The third year of Hit Me with Your Best Shot at The Film Experience ends tonight, with a film commemorating events that took place 40 years ago this very day: Dog Day Afternoon, one of the best bank robbery movies ever filmed, a crown jewel in the careers of director Sidney Lumet and star Al Pacino, quite possibly the high water mark of the 1970s “life on the filthy streets of New York City” subgenre that produced so many classics of urban blight, and for the trivia buffs out there, one of the five features made in the short career of actor John Cazale, who never acted in a movie that wasn’t nominated for the Best Picture Oscar. To top it all off, it’s one of the best movies about summertime heat ever made, as is only right, considering its title.
For a reason that is not clear to me, it never seems to have picked up the cachet of many similar movies from that era, never attaining the level of must-see classic that accrues to, say, The Godfather or Network, and this is unjust: it typifies all the things that are beloved of 1970s studio filmmaking as well as anything else. At any rate, if you need an excuse to see it, the anniversary is as good as any; “this film is a stone-cold masterpiece” was enough of a reason for me to revisit it for the first time in a shamefully long number of years, and I am grateful to have been pushed into it by this series.
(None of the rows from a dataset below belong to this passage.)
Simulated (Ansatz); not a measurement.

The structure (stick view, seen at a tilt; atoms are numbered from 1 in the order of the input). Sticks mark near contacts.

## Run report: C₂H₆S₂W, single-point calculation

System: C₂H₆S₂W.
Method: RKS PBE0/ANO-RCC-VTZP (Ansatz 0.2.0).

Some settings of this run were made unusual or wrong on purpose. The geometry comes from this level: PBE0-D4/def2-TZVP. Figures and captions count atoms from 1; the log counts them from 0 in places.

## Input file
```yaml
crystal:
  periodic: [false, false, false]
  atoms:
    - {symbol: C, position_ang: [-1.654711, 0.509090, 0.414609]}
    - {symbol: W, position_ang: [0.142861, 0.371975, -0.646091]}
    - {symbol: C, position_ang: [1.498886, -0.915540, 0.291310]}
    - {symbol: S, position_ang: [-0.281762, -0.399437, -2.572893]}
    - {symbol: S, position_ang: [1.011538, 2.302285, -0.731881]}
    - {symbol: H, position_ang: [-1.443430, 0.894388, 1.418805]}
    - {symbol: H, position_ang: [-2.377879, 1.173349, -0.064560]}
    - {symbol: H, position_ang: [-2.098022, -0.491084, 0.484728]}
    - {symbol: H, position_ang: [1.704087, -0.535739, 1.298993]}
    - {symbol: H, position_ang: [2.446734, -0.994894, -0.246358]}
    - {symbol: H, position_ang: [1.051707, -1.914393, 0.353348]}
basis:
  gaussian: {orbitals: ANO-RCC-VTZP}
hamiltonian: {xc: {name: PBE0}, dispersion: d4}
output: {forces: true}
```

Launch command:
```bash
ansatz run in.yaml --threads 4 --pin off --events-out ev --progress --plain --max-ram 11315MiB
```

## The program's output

So! to pick a best shot. It was not all that hard for me to know where I wanted to start looking, for even after the span of some years, one scene stuck out in my memory: late in the movie, as the bank robbery has long since gone to shit and lead robber Sonny Wortzik (Pacino) has becoming increasingly convinced that he’s not going to come out of this alive, he dictates his last will and testament to one of his hostages. It is the finest moment of acting Pacino gives in this movie, and one of the best scenes in his career, and I knew I wanted to focus on this moment for that reason, though I was not certain that there’d be a particularly great shot involved. Silly me. Since this is a Lumet film, and if there’s one thing he was great at throughout his career, it was using the camera to help draw out the best parts of his actors’ performances. And that’s how we get this:
It couldn’t be much more straightforward, or perfect. Four characters on four planes, but what really hits in the moment is not that Sonny is surrounded by people, but that he’s isolated even in the middle of them; they’re out of focus, while he’s in focus, once of the simplest tricks in the book, but it always works if you do it right. Still, even though he’s the focal point of the shot, Sonny is still a messy disaster: the back-lighting on his shirt gives him an aura that serves to make him fuzzier and more indistinct, while his slumped posture (and he’s constantly moving throughout the shot) makes him look saggy and weak while the other people involved are still and sturdy. And as for that back-lighting: note that everyone else has a light trained on a side of their body visible to the camera, while Pacino is bathed in gloom – of course, there’s some light on his front, or there’d be nothing to look at, but while the other people here are front or side-lit, Sonny is blocking the light, in a sobering, quiet gesture of fatigue and despair. Coupled with Pacino’s excellent reading of his will-writing monologue – dazed, sad, tired – it’s a shot that could not more perfectly sum up the “let’s please just get this over” feeling that has fully latched onto the plot at this point.
And one last thing, because I did after all call this one of the great summer movies: doesn’t everybody just look miserably damn sweaty? I love it.